By Anthony Boadle
WASHINGTON, April 1, 2002 (Reuters) - The United States
and South Africa intervened in Angola months before Cuban troops arrived in
1975, and not afterward as Washington claimed, according to a historian
who recently wrote a book on the subject.
Piero Gleijeses, a professor at Johns Hopkins' School of International
Studies, said that President Gerald Ford's administration lied about Cuban
military presence to justify its covert operations against Marxist guerrillas.
Angola was a Portuguese colony until 1975.
Secretary of State Henry Kissinger denied then and in
his memoirs later that the U.S. government knew that South African troops
invaded Angola posing as mercenaries in 1975, he said. He also required the
Central Intelligence Agency to rewrite a document on Angola to show an earlier
Cuban presence than was accurate, Gleijeses said in an interview.

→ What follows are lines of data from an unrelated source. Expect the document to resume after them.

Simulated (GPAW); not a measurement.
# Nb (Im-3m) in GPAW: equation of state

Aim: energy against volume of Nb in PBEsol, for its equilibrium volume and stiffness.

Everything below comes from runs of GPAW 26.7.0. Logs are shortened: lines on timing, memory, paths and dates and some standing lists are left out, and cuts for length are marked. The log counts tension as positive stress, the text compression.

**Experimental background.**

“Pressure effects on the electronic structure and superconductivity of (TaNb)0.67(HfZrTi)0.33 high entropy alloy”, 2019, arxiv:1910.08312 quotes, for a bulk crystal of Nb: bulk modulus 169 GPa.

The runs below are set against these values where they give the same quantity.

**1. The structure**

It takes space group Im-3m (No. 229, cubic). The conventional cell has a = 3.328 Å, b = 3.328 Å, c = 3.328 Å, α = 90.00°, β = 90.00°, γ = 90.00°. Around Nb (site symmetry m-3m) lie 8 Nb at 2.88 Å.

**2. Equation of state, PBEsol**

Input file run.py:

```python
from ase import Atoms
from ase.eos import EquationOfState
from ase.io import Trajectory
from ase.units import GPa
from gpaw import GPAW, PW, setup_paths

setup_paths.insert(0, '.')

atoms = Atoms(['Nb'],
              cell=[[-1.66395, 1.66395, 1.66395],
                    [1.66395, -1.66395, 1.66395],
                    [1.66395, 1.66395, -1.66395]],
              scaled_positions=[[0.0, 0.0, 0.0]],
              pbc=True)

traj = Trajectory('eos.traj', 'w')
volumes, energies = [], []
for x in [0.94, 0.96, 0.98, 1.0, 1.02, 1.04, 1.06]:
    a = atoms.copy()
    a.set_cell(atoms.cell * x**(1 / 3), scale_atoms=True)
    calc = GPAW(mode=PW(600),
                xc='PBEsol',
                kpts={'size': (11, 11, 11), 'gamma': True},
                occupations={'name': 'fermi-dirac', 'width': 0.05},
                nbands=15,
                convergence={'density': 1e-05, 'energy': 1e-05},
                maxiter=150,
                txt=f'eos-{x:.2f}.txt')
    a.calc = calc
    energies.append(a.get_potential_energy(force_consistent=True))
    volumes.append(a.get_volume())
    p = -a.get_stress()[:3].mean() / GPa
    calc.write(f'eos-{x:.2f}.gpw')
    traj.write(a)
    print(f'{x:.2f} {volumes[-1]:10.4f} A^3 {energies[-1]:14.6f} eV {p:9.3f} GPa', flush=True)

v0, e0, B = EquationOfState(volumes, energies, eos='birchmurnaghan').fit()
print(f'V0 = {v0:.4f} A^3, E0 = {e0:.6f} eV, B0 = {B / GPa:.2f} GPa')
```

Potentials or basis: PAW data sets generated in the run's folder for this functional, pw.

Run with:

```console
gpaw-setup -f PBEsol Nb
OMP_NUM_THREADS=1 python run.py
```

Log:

"Kissinger had the CIA rewrite its report to serve the political aim of
the administration, and so the poor CIA ended up lying," he said,
speaking tongue-in-cheek. Declassified CIA papers for August through October
of 1975 talk of the presence of only a few Cubans in Angola trying to pass
themselves off as tourists, the historian said.
The first academic to gain access to archives in Havana, Gleijeses has put
together a almost day-to-day account of the arrival of Cuban troops in Angola.
With the departure of the Portuguese in 1975, Angola had a power vacuum that
the Marxist Popular Movement for the Liberation of Angola, or MPLA, and
conservative UNITA sought to take advantage of. The fighting that marked the
struggle for independence became a civil war.
A CIA-funded covert operation was launched from Zaire in July, at the same
time as a South African operation from the south backed the UNITA rebel group,
the National Union for the Total Independence of Angola, led by led by Jonas
Savimbi, who died this year.
But by October 1975, the groups with U.S. and South African support were
losing the war and white-ruled South Africa sent in regular troops.
Cuban President Fidel Castro decided on Nov. 4,
1975, to send soldiers to Angola but did so without informing Moscow, which
two months later halfheartedly provided Aeroflot IL-62 planes for an airlift.
The arrival of 30,000 Cubans tilted the civil war in favor of the MPLA which
had controlled the capital of Luanda, Gleijeses said, and the South Africans
withdrew in March 1976. The war stretched on for another 25 years, with the
latest cease-fire deal signed just last weekend.
"The key element of the covert operation was
cooperation with South Africa, and that was totally denied," Gleijeses
said. "Kissinger went to the extreme of saying he only learned a couple
of weeks later that South Africa had invaded."
In his book "Conflicting Missions: Havana, Washington and Africa
1959-1976," based on U.S. documents and archival research in Cuba and
Angola, Gleijeses maintains that Cuba dispatched troops as a result of the
South African invasion. He argues that Kissinger's account of the U.S. role in
Angola was misleading, both in testimony to Congress in 1976 and more recently
in the third volume of his memoirs "Years of Renewal."
The historian interviewed the then CIA station chief in Luanda, Robert
Hultslander who, speaking on the record for the first time, criticized U.S.
policy in Angola as "shortsighted and flawed."
The former CIA agent told Gleijeses that he was unaware at the time that
"the U.S. would eventually beg South Africa to directly intervene to pull
its chestnuts out of the fire."
Gleijeses also argues that Kissinger misled Americans by saying that an
attempt to gain China's help in Angola was thwarted by the refusal of the U.S.
Congress to approve funding for the covert operation.
In his memoirs, Kissinger recounts a meeting he and Ford had on Dec. 2, 1975,
in Beijing with Chairman Mao Tse-tung in which Angola was discussed and Mao
suggested China was willing to cooperate. Gleijeses said Kissinger failed to
mention a meeting held the following day with Deng Xiaoping in which,
according to a White House memorandum, the Chinese president refused to help
in Angola while South Africa was involved.
"The reason why China held back was not Congress' refusal to vote
additional aid. It was because the South Africans were there," he said,
adding that Mao was very ill by then and Deng was in charge of decisions of
state.
"Kissinger ignores the other document which contradicts what he wants to
say, and that is very dishonest," Gleijeses said.